Exciton Footprint of Self-assembled AlGaAs Quantum Dots in Core-Shell Nanowires

TL;DR

This study investigates the electronic symmetry and excitonic properties of gallium-rich quantum dots within GaAs-AlGaAs core-shell nanowires, revealing their potential for advanced photonic applications due to their unique exciton footprints and charge hosting capabilities.

Contribution

The paper provides detailed optical spectroscopy analysis of quantum dots in nanowires, highlighting their excitonic structures and the impact of their elongated footprints, which is a novel insight for nanowire-based quantum emitters.

Findings

Quantum dots can host neutral and charged excitonic complexes.

Excitons exhibit a slightly elongated footprint with a tilted main axis.

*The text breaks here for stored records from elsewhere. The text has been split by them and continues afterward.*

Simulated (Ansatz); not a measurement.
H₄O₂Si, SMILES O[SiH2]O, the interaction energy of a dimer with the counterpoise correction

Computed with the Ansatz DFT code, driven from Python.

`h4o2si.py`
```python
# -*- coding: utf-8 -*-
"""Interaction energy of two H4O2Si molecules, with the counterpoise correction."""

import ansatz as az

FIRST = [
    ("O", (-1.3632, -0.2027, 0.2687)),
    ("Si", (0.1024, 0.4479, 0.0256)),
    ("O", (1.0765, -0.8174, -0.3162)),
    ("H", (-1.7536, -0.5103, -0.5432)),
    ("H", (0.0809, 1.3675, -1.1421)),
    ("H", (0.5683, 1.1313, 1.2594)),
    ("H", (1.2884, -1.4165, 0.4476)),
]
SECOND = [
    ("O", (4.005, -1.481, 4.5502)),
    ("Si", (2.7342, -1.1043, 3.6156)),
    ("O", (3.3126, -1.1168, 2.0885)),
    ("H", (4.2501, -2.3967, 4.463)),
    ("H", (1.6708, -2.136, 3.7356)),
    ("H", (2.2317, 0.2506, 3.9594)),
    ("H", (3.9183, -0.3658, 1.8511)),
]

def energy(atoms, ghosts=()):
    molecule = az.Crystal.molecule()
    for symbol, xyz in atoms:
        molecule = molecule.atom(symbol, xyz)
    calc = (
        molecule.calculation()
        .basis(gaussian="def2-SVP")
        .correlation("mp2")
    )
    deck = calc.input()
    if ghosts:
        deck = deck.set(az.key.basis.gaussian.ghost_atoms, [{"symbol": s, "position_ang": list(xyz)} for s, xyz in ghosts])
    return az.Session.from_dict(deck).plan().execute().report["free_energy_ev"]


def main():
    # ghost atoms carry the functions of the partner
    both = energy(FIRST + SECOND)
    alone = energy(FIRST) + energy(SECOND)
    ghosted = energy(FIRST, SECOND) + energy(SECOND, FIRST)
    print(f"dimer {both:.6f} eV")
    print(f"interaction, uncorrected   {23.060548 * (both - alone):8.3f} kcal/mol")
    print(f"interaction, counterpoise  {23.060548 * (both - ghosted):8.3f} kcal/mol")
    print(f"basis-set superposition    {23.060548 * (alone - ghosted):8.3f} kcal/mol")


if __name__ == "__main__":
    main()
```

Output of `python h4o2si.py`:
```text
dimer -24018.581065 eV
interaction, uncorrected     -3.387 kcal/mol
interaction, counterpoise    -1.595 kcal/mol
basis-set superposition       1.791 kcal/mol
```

GaAs-AlGaAs nanowire emitters can overcome strain limitations in other systems.

Abstract

Quantum-dot-in-nanowire systems constitute building blocks for advanced photonics and sensing applications. The electronic symmetry of the emitters impacts their function capabilities. Here, we study the fine structure of gallium-rich quantum dots nested in the shell of GaAs-AlGaAs core-shell nanowires. We used optical spectroscopy to resolve the splitting resulting from the exchange terms and extract the main parameters of the emitters. Our results indicate that the quantum dots can host neutral as well as charges excitonic complexes and that the excitons exhibit a slightly elongated footprint, with the main axis tilted with respect to the growth axis. GaAs-AlGaAs emitters in a nanowire are particularly promising for overcoming the limitations set by strain in other systems, with the benefit of being integrated in a versatile photonic structure.